Alliance Girls High School
Micere was born in Baricho, Kirinyaga, on December 12, 1942, the daughter of two pioneer teachers. She went to primary school locally and later joined the prestigious Alliance Girls High School, at Kikuyu, from 1957 to 1960.
In 1961, she became the first African to join Limuru Girls High School, which had been a segregated academy for white girls. Micere emerged as the top student, earning herself a scholarship to go to Oxford University, which she declined and opted for Makerere University in Kampala, then the citadel of learning in East Africa.
She graduated from Makerere with a Bachelor of Arts degree in 1966 and gained her MA in Literature in 1973 from the University of New Brunswick in Canada. Five years later, she obtained her PhD in Literature from the University of Toronto.
Micere returned to Kenya in 1973, and became a lecturer at the University of Nairobi (UoN). She would later become the chairperson of the Literature Department, and the Dean of the Faculty of Arts, the first woman to hold such a position.
Crackdown on intellectuals
She taught at UoN until 1982, when she had to go into exile at the height of President Daniel arap Moi’s despotic rule and crackdown on intellectuals. She later taught at the University of Zimbabwe.
Speaking about her early life, Micere said she was brought up by a father who treasured his daughters as entitled to be treated on equal terms with boys.
She said: “We were not poor. In fact, my father had more than 150 workers on his land at a time. But he also taught us never to treat them, or anyone, like a lesser being,”
Her sister, Muringo Kiereini, who served for many years as the Chief Nursing Officer, was married to Jeremiah Kiereini, Mzee Jomo Kenyatta’s Defence Permanent Secretary and later the Head of the Public Service under President Moi and an astute businessman.
Her brother, Robinson Githae Mugo, is a former Cabinet minister and Kenyan Ambassador to the United States in Washington, DC.
Prof Henry Indangasi
The affable professor has, sadly, been trending since she died because of the acerbic pen of her former colleague at the University of Nairobi, Prof Henry Indangasi, who wrote a supposed critique that ended up being a needless vitriolic personal attack. Apparently, several decades of separation after Micere left the UoN had not erased the sharp differences between the two scholars.

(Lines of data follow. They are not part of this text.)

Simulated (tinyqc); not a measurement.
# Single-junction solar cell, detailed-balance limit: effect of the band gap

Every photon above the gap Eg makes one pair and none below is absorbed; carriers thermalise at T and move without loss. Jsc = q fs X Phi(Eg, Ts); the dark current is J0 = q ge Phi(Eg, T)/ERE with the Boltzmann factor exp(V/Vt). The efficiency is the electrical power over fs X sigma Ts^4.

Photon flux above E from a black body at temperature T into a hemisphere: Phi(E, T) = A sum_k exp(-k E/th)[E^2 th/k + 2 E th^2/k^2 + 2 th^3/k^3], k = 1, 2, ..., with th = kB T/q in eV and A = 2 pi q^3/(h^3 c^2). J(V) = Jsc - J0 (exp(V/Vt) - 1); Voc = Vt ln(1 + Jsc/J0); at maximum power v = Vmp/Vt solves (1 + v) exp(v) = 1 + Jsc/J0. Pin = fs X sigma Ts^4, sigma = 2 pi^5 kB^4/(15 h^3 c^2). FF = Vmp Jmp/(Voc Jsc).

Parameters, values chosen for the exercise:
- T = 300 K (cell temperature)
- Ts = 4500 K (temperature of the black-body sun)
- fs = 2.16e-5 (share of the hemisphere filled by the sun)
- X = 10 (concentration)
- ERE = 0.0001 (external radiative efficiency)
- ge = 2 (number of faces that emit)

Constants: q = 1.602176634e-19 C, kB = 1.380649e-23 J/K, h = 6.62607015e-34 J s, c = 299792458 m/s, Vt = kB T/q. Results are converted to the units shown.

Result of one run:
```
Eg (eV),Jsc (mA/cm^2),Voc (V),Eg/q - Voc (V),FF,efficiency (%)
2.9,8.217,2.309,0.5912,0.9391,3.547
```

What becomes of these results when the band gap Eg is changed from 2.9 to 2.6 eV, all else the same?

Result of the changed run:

Particularly annoying was Prof Indangasi’s dismissal of Micere as someone who was not a deep thinker, and his trivial traversing into personal innuendo and invasion of privacy that appeared aimed at exposing his former colleague’s sexual life.
While at UoN, Micere teamed up with top novelist Ngugi wa Thiong’o to write a play titled, The Trial of Dedan Kimathi. The two built up a powerful and compelling account of the circumstances surrounding the 1956 trial of Mau Mau freedom struggle hero Dedan Kimathi.
For his role in the rebellion against British colonial exploitation and misrule, Kimathi was eventually hanged, reportedly at Kamiti Maximum Prison on Nairobi’s northwestern outskirts, but his grave has never been located despite spirited appeals by Kenyan activists. Published in 1976, the play was staged to great acclaim at the continental festival of the arts, Festac77 in Lagos.
Micere also in 1976 wrote another play, the Long Illness of Ex-Chief Kiti, published by the East African Literature Bureau.
Besides the plays, she wrote six books and edited journals.
She was a professor of literature in the Department of African American Studies at Syracuse University. She taught Orature, Literature and Creative Writing.
Orature
Micere was professor emeritus of literature at Syracuse, where she spent the last part of her active academic career in the Department of African American Studies. She was a literary scholar, poet and playwright, who popularised the term, orature, which combined literary art with oral performance.
In 2021, the 120-year-old Royal African Society awarded Prof Micere Mugo the Lifetime Achievement in African Literature. The society honours and pays tribute to those who have made major contributions to African Literature. The presentation took place at the society’s annual lecture hosted at the School of African and Oriental Studies (SOAS) in the UK.
The first award winner was Margaret Busby, Britain’s youngest and first-ever Black woman publisher since the 1960s.
For Micere, this was an additional accolade to the East African Standard’s listing of her in 2002 as one of the Most Influential People in Kenya.
She was a proud African woman who ditched her English name, Madeleine, in pursuit of her real identity in a personal renaissance that reverberated throughout her adult life and career as an individual and a remarkable scholar.